Notes on building an Accelerator for Good across the world: cognitively un-flattening the landscape
- Bridget Gildea
- 6 days ago
- 4 min read
One of the core premises of our work in the Curiosity Incubator, and now in building the Accelerator for Good, based on our work in over 40 countries in over 120 projects in the past 10 years, is how to incorporate not just what “worked”, in finding solutions to our most pressing problems.
But rather, incorporating all the incredibly important information, experience, know-how and capabilities creation of what didn’t work, into the design, content, and work of the Accelerator itself.
One of the reasons why we focus so much on collective intelligence, and co-creation to co-building of solutions, is the dangers present in some of the common misconceptions about how solutions – and people – work, and how they derail the exact work we all need to succeed, to combat the steep challenges we all face.
In this blog, we talk about what we’re learning in real time with the projects and teams in the Accelerator, and we’re looking to show not just tell how some of this is working – what we thought at the outset might work, and how that changed and shifted as the co-creation process began.

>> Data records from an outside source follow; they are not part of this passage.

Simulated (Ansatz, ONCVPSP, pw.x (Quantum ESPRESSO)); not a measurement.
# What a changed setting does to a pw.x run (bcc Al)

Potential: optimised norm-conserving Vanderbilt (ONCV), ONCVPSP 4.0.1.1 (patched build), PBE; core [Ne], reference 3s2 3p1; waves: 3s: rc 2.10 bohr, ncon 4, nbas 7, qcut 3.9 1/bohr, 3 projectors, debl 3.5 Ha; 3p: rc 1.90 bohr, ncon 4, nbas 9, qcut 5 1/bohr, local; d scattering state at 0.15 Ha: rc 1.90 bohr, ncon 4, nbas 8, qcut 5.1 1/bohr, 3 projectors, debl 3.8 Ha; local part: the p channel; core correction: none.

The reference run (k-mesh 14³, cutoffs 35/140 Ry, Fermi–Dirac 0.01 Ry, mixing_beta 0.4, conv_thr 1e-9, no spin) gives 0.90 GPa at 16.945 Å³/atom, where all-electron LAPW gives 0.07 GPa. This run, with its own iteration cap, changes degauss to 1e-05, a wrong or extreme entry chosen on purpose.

Challenge 1: learning from the wrong things
Survivorship bias or survivor bias is a statistical error that results from concentrating on entities that passed a selection process while overlooking those that did not. This can lead to incorrect conclusions because of incomplete data.
Survivorship bias is a form of sampling bias that can lead to overly optimistic beliefs because multiple failures are overlooked, such as when companies that no longer exist are excluded from analyses of financial performance. It can also lead to the false belief that the successes in a group have some special property, rather than just a coincidence, as in correlation “proves” causality.
The classic example is Abraham Wald’s work on bullet holes in planes coming back from battle in WWII: the planes that returned from battle statistically looked like this, with most of the bullet holes in the wings and tail, so the decision was made to reinforce the wings and tail of planes as they were “obviously” vulnerable to bullet holes.

Wald said no: reinforce the engine.
Why? Because none of the planes hit there returned (they blew up, and their pilots died). If the army had taken the decision based on the data they had in front of them (that ‘survived’) - the decision the majority wanted to take - they would be reinforcing the exact wrong part of the plane.
The way we commonly approach solutions creation - both what we use to define problems, and the way we approach the process - can be beset by our own form of survivorship bias: case studies, and “learning from examples”.
When we focus on “best practice case studies”, we learn, not how to spot challenges like survivorship bias and reinforcing the exact wrong part of the plane, but only from the examples that “succeeded” ie survived. We learn nothing about how those solutions succeeded, or how they worked, or were built – just a nice story about the end result.
So we learn the exact wrong thing, and it further entrenches people’s overconfidence bias; the belief that we will more easily be able to do build something ourselves, especially something new, than we likely will. Instead we need to be learning how to build different kinds of solutions, with people, from the ground up - and the full complex picture of what didn’t work is more useful in this process, than a finished result of what did.
What do we do instead?
Learn, not to analyse simplified and flattened landscapes, and come up with pre-packaged “solutions” that will "scale", but how to build, together with people, solution sets, approaches, networks, and tools, that can be used to collectively solve what lies in front of us.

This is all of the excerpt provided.